Tuesday, November 04, 2008
It's E-Day
It's E-Day. Election Day 2008. After two years of primaries, debates and a hard fought stretch run it comes down to peeps casting their ballots. The denizens of Dixville Notch NH, have already done so. At midnight they cast their ballots with the results being 15-6 for Obama.
I'm about to head out the door right now to my precinct to cast a history making presidential vote for Barack Obama. While I'm nervous about the outcome, I'm cautiously optimistic as well. The trends are breaking his way right now, but we'll know in a few hours whether he'll be our next president as this historic day wears on.
I was happy to hear the Redskins lost to the Steelers 23-6. So if the Redskins Election Predictor holds true to form there will be a very festive crowd in Grant Park tonight.
I also get a chance to weigh in on the McConnell-Lunsford US senate race as well along with other state and local races.
I've waited long enough. Time to get rolling to the precinct.
Obama just took Virginia;
ReplyDeletehttp://news.yahoo.com/s/nm/20081105/pl_nm/us_usa_election_virginia_obama_1
WASHINGTON (Reuters) – Democrat Barack Obama won the Virginia presidential vote on Tuesday, defeating rival John McCain to break the state's 40-year history of backing Republicans in the race for the White House, Fox News projected.
Obama, an Illinois senator who would be the first black U.S. president, was narrowly leading McCain in opinion polls before the election and the state was widely considered a tossup. He is the first Democrat to carry Virginia since Lyndon Johnson in 1964.
The victory gives Obama Virginia's 13 electoral votes, and the capture of a traditionally Republican state pushes him closer to the 270 electoral votes needed to win the presidency in the United States' indirect system of choosing a leader.
....wait a minute... what's this?
http://news.yahoo.com/s/ap/election_rdp
Obama triumphs, will be first black US president
By DAVID ESPO, AP Special Correspondent David Espo, Ap Special Correspondent – 2 mins ago
WASHINGTON – Barack Obama was elected the nation's first black president Tuesday night in a historic triumph that overcame racial barriers as old as America itself.
The 47-year-old Democratic senator from Illinois sealed his victory by defeating Republican Sen. John McCain in a string of wins in hard-fought battleground states — Ohio, Florida, Virginia and Iowa.
A huge crowd thronged Grant Park in Chicago to cheer Obama's improbable triumph and await his first public speech as president-elect.
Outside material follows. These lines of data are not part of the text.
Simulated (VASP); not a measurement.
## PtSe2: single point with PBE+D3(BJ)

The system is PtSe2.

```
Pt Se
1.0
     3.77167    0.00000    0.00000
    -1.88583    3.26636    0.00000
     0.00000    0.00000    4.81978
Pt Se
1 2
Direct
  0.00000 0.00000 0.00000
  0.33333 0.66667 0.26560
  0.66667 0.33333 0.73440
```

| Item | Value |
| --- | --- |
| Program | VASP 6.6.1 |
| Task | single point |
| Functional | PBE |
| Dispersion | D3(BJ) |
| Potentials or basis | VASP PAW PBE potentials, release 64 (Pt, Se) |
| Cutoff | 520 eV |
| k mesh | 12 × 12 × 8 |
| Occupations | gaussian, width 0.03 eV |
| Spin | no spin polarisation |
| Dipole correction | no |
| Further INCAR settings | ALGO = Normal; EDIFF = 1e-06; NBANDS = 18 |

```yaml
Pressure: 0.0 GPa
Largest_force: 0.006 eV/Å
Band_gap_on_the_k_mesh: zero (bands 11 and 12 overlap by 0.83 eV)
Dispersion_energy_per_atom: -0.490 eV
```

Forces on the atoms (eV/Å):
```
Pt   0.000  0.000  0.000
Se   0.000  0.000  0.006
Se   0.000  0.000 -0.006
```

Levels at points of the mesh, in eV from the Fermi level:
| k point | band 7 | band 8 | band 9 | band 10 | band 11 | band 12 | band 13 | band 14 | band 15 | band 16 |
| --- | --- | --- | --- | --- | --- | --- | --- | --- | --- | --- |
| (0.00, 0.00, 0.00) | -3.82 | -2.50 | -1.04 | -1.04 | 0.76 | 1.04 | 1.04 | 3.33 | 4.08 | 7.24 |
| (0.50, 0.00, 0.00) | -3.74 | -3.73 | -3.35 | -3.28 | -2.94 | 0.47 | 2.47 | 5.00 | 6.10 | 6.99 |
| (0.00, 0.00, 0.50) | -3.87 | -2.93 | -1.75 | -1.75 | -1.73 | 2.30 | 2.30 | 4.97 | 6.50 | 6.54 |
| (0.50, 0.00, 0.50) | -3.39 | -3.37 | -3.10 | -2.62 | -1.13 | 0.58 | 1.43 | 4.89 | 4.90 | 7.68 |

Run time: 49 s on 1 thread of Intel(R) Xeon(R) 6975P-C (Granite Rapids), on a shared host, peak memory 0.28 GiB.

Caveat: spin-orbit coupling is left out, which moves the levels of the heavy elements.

Obama and his running mate, Sen. Joseph Biden of Delaware, will take their oaths of office as president and vice president on Jan. 20, 2009.
As the 44th president, Obama will move into the Oval Office as leader of a country that is almost certainly in recession, and fighting two long wars, one in Iraq, the other in Afghanistan.
The popular vote was close, but not the count in the Electoral College, where it counted.
There, Obama's audacious decision to contest McCain in states that hadn't gone Democratic in years paid rich dividends.
Fellow Democrats rode his coattails to gains in both houses of Congress, toppling Republican incumbents and winning open seats alike.
Obama has said his first order of presidential business will be to tackle the economy. He has also pledged to withdraw most U.S. combat troops from Iraq within 16 months.
must....confirm.... looks like he won but we'll have to wait 10 days for the dust to settle in contested States apparently.... yayness!
CONGRATS!
PS: WHHHoooooOOOOOoooOOOOooooooOOOOoooooOOOOOoooooOOOOOoooo !!!!!!!!!!!!!!!!!!!!!!!!!!!!!!